Monday, December 21, 2015

The Sun Triangle

by Erin Doane, curator

Today marks the winter solstice: the shortest day and longest night of the year.  There will only be about 9 hours of daylight today but from this point on, days will be getting longer. Yay! People may not know that we have a tool right here in Elmira to help us mark this auspicious day. Anyone who has visited the Elmira Savings Bank at 333 E. Water Street, has probably seen the large, triangular metal sculpture in the plaza outside. For a long time, I assumed it was just a big piece of art and gave it no more thought. It actually was created to mark the solstices and equinoxes.

The Sun Triangle

The Sun Triangle, as it is called, was erected in March 1977 by the Arnot Realty Corporation. It was created as part of Elmira’s city beautification program following the 1972 flood that devastated much of downtown. The triangle was designed by scientist and sculptor Dr. Athelstan Spilhaus of Washington, D.C. and built by metal fabricators in Brooklyn, New York. The skin is made of 1/8 inch stainless steel that has been polished to a mirror finish.

View of the Sun Triangle from Water Street
The triangle stands 34 feet tall and its base is bolted to a 16-ton buried concrete block to keep it standing. Our archives has a wonderful little booklet produced by the Elmira Savings Bank that explains the geometry of the triangle: “The two acute angles of the triangle are 23 ½ degrees, the obtuse angle 133 degrees. 23 ½ degrees is the angle by which the axis of the earth is tilted in relation to the plane of its orbit around the sun. A triangle of the same configuration could be used to indicate the sun’s noon positions anywhere on earth. Only the angle of its base to the earth would have to be changed to make it accurate in its given latitude.”

Diagram from the Elmira Savings Bank’s
booklet about the Sun Triangle.

So, how does it work? The top edge of the triangle points to the sun’s noon position at the spring and fall equinoxes, about March 21 and September 22. The bottom edge points to the sun’s lowest noon position, at the winter solstice, about December 21. And the steepest edge points to the sun’s highest noon position, at the summer solstice, about June 21. Conveniently, there’s a plaque on the ground right next to the Sun Triangle explaining all this.

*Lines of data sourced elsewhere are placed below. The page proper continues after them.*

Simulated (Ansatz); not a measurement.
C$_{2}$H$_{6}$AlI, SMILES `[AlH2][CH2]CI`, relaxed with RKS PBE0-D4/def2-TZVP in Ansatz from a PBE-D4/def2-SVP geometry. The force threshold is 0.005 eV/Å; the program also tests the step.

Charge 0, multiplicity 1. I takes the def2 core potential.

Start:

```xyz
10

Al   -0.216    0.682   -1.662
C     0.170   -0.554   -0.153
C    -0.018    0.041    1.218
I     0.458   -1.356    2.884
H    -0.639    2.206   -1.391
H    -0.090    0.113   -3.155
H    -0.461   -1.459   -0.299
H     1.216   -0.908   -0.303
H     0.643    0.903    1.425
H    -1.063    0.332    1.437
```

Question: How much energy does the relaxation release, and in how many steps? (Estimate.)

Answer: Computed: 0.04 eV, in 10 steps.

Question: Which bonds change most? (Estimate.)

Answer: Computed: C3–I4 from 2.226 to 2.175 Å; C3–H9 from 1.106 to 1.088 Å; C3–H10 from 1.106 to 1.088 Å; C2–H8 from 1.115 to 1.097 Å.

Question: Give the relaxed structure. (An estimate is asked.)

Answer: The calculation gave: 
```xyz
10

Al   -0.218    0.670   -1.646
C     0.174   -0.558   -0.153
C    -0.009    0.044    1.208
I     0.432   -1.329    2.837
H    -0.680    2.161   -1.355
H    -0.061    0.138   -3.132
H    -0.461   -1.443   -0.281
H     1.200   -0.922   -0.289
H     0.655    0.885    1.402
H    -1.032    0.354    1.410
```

Plaque near the base of the Sun Triangle

This year, the solstice officially falls on December 21 at 11:49pm (EST). Unfortunately, it looks like it may be too cloudy today to actually see the sun at local noon. It might be worth the short walk from the museum to take a look, though. Happy Winter Solstice!

I wonder if we'll see the sun this solstice


  1. How awesome to have this sun triangle right in Elmira's downtown!

  2. That is wicked cool! Now we can set a destination for Spring! to check it out and all the other awesome things in Elmira.